Pros: Explicit, flexible, allows different failover actions per policy
Cons: Requires understanding policy evaluation order

Verification

Items to Test Command Expected Outcome
ISP-2 Active show ip pbr PBR routes 102/103 show nexthop eth1 active
ISP-2 Failed Disconnect ISP-2, wait 60s; show ip pbr PBR routes 102/103 withdrawn, routes 104/105 active (eth0)
Failover Tested traceroute 8.8.8.8 (during failure) Packets now originate from ISP-1 (eth0)
Track Status show ip route tracking ISP-2 track shows "DOWN" when failing

Configuration Example 4: PBR with Hotspot Networks

When Hotspot service is enabled, client traffic arrives through dynamic tunnel interfaces (tun0, tun1, etc.). Since tunnel IDs are auto-assigned, match using tun+ wildcard combined with source IP/network to differentiate clients.

!
firewall-set 100 mark 100 inbound tun+ tcp src 172.16.30.0/24 dport 80,25 remark "PC1 traffic to tcp 80/25"
firewall-set 101 mark 101 inbound tun+ tcp src 172.16.34.0/24 dport 80,25 remark "PC2 traffic to tcp 80/25"
firewall-set 102 mark 102 inbound tun+ tcp src 172.16.30.0/24 dport 443 remark "PC1 traffic to tcp/443"
firewall-set 103 mark 103 inbound tun+ tcp src 172.16.30.0/24 dport 443 remark "PC2 traffic to tcp/443"
!

Important Notes

Warning

PBR Rule Evaluation Order
Rules are evaluated sequentially by rule number (lowest first). Once a packet matches a rule, that rule is applied and evaluation stops. Avoid overlapping rules across different policies, as only the first match takes effect.

Avoid Overlapping firewall-set Rules

firewall-set rules are evaluated in ascending rule number order. Each matching rule overwrites the fwmark set by any previous rule — the last matching rule wins. If two rules can match the same packet, that packet will always be marked by the higher-numbered rule, overriding the intended policy.

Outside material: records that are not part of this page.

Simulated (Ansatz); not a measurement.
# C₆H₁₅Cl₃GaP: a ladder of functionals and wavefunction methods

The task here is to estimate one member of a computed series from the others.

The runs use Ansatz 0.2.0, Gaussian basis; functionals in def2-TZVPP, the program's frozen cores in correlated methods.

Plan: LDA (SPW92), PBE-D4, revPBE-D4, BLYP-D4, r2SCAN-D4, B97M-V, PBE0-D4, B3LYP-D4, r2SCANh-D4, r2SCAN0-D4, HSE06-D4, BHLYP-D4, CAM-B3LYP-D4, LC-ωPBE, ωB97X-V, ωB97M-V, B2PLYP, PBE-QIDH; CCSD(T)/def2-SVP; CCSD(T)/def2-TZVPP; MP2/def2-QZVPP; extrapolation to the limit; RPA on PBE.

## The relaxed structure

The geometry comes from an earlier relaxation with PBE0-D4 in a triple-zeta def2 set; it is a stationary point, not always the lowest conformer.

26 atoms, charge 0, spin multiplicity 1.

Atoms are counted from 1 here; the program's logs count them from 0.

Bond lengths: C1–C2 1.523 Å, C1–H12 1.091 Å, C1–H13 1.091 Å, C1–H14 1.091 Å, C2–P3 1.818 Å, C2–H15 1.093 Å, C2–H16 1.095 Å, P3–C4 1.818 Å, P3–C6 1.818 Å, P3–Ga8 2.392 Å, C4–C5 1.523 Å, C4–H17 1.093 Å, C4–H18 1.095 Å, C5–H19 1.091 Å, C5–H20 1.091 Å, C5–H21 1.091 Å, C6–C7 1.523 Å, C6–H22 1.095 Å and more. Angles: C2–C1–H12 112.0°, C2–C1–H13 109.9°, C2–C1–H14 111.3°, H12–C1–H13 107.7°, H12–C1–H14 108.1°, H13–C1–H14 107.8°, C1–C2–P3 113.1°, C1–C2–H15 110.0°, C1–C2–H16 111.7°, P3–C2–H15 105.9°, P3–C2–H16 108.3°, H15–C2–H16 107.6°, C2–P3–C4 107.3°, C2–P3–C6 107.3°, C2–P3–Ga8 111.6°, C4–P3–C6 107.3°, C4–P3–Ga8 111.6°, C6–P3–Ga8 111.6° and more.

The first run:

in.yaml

Example: If rule 100 marks tcp dport 443 (HTTPS) for policy 100, and rule 105 marks a broader pattern (e.g., social media destinations) that also includes HTTPS traffic, then all HTTPS traffic to social media sites will be marked 105 and routed by policy 105 — not policy 100 as intended. To avoid this, ensure firewall-set rules are mutually exclusive: no packet should match more than one rule.

Note

Hotspot + PBR Interaction
Due to order of operations, when PBR is enabled on Hotspot gateways:

  • Use "By Packet Flow" matching (not source IP matching)
  • Always match on tun+ inbound interface
  • Combine with source IP/network to target specific clients
  • Avoid direct ip pbr policy src on hotspot networks (packets won't match due to tunnel encapsulation)

Best Practices

General Deployment

  • Start Simple: Begin with source network-based routing (Example 1) before adding packet flow complexity
  • Document Policies: Add remarks to each policy and route rule explaining its purpose
  • Test Failover: Manually test backup routes by disconnecting primary links before deploying to production
  • Monitor Tracking: Regularly check show ip pbr and show logging system to ensure health checks are functioning (turn on log option in your tracking config)

Firewall Rules & Marking

  • Consistent Marking: Use a consistent marking scheme (e.g., 100s series for policy A, 110s series for policy B)
  • Use Named Objects: Reference firewall objects (protocol groups, FQDN groups) rather than hardcoding ports
  • Avoid Overlaps: Each packet should match exactly one firewall-set rule to prevent unexpected behavior.

Performance & Scaling

  • Policy Count: Tested with 20+ active policies; scale depends on traffic volume and hardware
  • Bandwidth Impact: PBR adds minimal overhead (packet inspection at inbound interface only)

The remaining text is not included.